- By Dr Resmi P Bhaskaran
Union Budget 2019: By 2030, every second person in India will be associated with the education sector either as a student or as a worker. By employing around 54-80 million workers, roughly 7-8 per cent of the total workforce, the education sector will emerge as the largest employer in the $10 trillion dollar Indian economy in 2030. To support the world’s third largest economy, India needs quality human resources of diverse character, skills and knowledge. Does India have a plan to meet the huge investment needs required to accomplish the knowledge and livelihood aspirations of its young population? Is there a plan in place to create a quality labour force?
In 2030, half of India’s 1,500 million population will be under the age of 25. Around 350-400 million will be in the school going age (3-18 years) and around 225-250 million will be in the higher education age group (18-24 years). To teach them, India needs a minimum of 15-20 million teachers in schools and 9-11 million in higher education. Even if some non-teaching jobs are replaced with technology, another 20-30 million will be required for administration and management. Allied educational activities such as coaching/ supplementary education, hostel management, canteens/ food courts, education-related printing and publishing, education technology providers, skill development experts/ institutes will constitute another 10-20 million jobs.
In order to meet international quality standards in education and create essential educational infrastructure, the education sector needs to make huge investments.
The big leap that was not
The Twelfth Five Year Plan (2012-17) which is known as the education plan envisaged a big leap. Even though some new higher education institutes were set up during this period, the number of available seats is insufficient to admit all eligible candidates. In the case of school education, only around 20 per cent of schools are RTE compliant, indicating the investment gap in meeting the norms to ensure quality school education.
Education spending in India is less than 4 per cent of the GDP. The budget spending of the Centre and State governments show that it is far below the ratio that can give a big push – around 7 per cent by the Central government and around 16-17 per cent by the States and UTs. Altogether, the Indian State allots around 10 per cent for education covering school to higher education and adult education.
Draft National Education Policy
In order to achieve the proposed goals of the Draft National Education Policy (NEP) 2019, spending has to increase incrementally. While identifying the issues related to educational investment, the draft NEP 2019 has not made any
noticeable changes in the half-century-old approach suggested in the Kothari Commission Report: 1) investment in education is an outcome of GDP growth and 2) in order to achieve the goals, draft NEP envisages a step by step increment in educational investment, so that by 2030, budget spending on education will touch 20 per cent.
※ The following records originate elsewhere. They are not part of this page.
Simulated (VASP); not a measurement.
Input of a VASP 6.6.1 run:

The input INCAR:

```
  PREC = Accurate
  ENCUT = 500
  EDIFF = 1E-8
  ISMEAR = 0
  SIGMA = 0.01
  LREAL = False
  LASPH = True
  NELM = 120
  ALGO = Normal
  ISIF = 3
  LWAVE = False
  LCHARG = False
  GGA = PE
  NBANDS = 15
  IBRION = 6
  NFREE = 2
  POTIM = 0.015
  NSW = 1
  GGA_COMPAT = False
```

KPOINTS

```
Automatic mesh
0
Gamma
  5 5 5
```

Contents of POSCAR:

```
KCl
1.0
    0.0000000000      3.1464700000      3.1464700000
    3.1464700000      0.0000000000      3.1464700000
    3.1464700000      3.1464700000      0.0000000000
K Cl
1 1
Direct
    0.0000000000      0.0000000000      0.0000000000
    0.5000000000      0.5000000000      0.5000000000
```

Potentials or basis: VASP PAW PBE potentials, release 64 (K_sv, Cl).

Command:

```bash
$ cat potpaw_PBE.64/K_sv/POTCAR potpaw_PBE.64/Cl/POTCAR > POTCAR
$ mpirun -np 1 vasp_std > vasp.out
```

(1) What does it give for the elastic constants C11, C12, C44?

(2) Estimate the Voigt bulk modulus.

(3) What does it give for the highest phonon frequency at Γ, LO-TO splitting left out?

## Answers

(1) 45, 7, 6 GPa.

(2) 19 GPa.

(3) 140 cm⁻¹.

Unfortunately, these proposals show that policymakers are yet to learn from those nations across the globe and the Indian States that have made significant strides in educational development. Education needs a big push. The push should continue for decades depending on the population growth and economic growth. In order to make such a choice, policymakers should know that investment in education is not an outcome of economic growth, instead, economic growth depends on educational development and, hence, investment in education. Quality human resources can identify and venture into new activities for their well-being and thereby, support the national economic development.
The success stories
Kerala and Himachal Pradesh have been successful in giving a big push to education and have later achieved significant improvements in their socio- economic development. They consistently spent around 28-35 per cent of the budgeted amount in education for two-three decades which brought major improvement in their per capita income. The majority of Indian states spent only around 15-25 per cent, an inadequate share to address the infrastructural and teacher challenges, leading to the supply of substandard education at all levels. As a result, the average years of schooling of an Indian is yet to reach at 6 years and the learning levels are far below the grades that they attend.
Considering the potential that the education sector offers, the Central budget should earmark at least 10-15 per cent for education and encourage States to increase it to above 25 per cent. Even then, in order to meet the higher education goals of draft NEP 2019, India needs the support of socially committed private entities.
Draft NEP 2019 envisages 300 research universities and 3000 teaching universities with 25000-30000 student capacity, and 40000 colleges with 2500-5000 students, however, it says next to nothing about funding, indicating that growth in higher education will be dependent on the private sector.
Along with funds, the private sector needs competent teachers and other professionals. Quality of Teacher training is a national concern. It has been debated ever since independence. Recently, the TIFAC Report of Department of
Science and Technology emphasized a complete restructuring of teacher education by making it the sole responsibility of the State. After the first NEP, hardly any significant investment took place in teacher education. Pre-service and in-service teacher training continues to be a major challenge. In addition to that, the new pre-school teachers envisaged by the NEP across the country need a professional training. Only a few public institutes provide Montessori Training, the rest are all private entities.
Energising private sector
Another question that policymakers need to tackle is how to motivate the private sector to invest in education. If it follows the pattern of investment in social enterprises with the help of venture capital funded microfinance institutions, within no time, the social objective will be jeopardized by the profit motives. Therefore, even if private entities are encouraged to invest in education, a share of their spending has to be shouldered by the State. The government also needs policies that encourage high net income (HNI) individuals and families to focus their philanthropic efforts in education. Indian HNIs are yet to realize the importance of sustaining their legacy by supporting a major social goal.
Finally, to realize the key goals of the draft NEP 2019, India needs a major policy shift to trigger investment in education. This will address both the challenges of the economic slowdown and the issues with the quality of human resources that the country is grappling with. Let us hope finance minister Nirmala Sitharaman will make a good beginning in her maiden Union Budget, to be presented on July 5, 2019.
- Dr Resmi P Bhaskaran is an expert with EGROW Foundation, a Noida-based think tank. The views expressed are personal.